With it comes the start of the growing season for this 48-year-old farmer.

"I don’t get too excited when we’ve had a dry spell as long as we’ve had," Dineen said looking around his fields.

He is not a third, fourth, or even fifth-generation farmer. He is the first person in his family to take on this noble American calling and like farmers across the country is being hit hard by the skyrocketing cost of fertilizer.

"All of the inputs have gone crazy," he said.

This lifelong Texan farms a few hundred acres of land 50 miles south of Dallas. A crisscrossing patchwork of fields where rows of corn are just starting to make their first appearance of the season. A recent rain was welcomed news to this farmer.

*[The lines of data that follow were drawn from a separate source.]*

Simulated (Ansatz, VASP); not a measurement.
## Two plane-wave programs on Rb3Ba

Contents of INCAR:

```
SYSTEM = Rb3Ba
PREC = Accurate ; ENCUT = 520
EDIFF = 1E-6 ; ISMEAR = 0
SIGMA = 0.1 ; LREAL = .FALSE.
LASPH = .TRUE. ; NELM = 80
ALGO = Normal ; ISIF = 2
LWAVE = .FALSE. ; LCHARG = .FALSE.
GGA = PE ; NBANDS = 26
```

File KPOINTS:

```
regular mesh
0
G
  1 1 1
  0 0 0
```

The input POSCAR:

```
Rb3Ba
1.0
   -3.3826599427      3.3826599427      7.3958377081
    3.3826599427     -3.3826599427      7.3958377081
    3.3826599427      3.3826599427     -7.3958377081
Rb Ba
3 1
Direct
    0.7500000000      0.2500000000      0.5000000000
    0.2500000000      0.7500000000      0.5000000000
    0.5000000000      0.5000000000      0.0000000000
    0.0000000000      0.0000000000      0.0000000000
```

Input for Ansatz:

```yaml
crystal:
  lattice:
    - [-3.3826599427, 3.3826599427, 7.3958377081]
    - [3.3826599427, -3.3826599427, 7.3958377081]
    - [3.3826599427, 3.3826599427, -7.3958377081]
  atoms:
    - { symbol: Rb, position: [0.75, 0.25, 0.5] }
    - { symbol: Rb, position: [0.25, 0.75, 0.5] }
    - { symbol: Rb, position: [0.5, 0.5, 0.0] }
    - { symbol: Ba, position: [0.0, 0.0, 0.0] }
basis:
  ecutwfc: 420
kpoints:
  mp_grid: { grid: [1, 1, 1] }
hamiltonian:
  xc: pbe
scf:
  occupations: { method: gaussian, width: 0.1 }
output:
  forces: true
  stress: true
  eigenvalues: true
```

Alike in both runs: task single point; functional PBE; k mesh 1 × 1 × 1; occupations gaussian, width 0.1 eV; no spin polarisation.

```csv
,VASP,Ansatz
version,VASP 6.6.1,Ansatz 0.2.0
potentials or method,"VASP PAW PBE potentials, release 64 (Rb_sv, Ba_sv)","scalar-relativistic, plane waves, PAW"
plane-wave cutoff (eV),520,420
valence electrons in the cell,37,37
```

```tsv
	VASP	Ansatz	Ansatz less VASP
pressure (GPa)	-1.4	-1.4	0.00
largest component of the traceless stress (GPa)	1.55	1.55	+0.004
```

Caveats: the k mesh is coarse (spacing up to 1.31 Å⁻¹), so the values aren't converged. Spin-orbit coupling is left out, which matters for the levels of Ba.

"We have a long way to go before this crop is made and a lot more is needed to do," he said looking around at the rows of corn he recently planted.

But a seven-year drought is far from Dineen's biggest concern this growing season. The prices of the fertilizer he depends on to feed his crops have skyrocketed due to inflation, supply chain issues and the war in Ukraine.

"Without nutrients that plant goes into salvage mode," Dineen explains.

Last year, nitrogen fertilizer cost Dineen about $380 a ton. This year, the same nitrogen he needs is going for $1,200 a ton, about a 215% increase.

"To break even, we’ll have to make a decent crop and that’s not a good place to be in," he lamented.

As a fast-growing leafy crop, corn is pretty low-maintenance. But, a good dose of nitrogen will help raise the level of nutrients in the soil to help create a better growing environment for the plant. Which produces more healthy stalks.

One sprout of corn is so vitally important to the U.S. economy that the USDA is now offering $250 million in grants to increase American fertilizer production.

Brant Wilbourn with Texas Farm Bureau sees the program as a necessary step to protect farmers from problems out of their control.

"Everybody eats and it’s going to impact everyone," Wilbourn said.

Those grants offered by the USDA to increase fertilizer production here in the United States won’t help farmers right now. But increased domestic production of fertilizer over the next few years will better insulate the agriculture industry from skyrocketing production costs in the future.

"If we can have those innovative solutions brought forward it would definitely help," Wilbourn said.

Even as a first-generation farmer, Dineen has learned uncertainty is about the only certainty out here. He’s just waiting for more favorable winds to blow his way.

"It’s economics. What do you think you’re gonna make and will you ever get it all back?"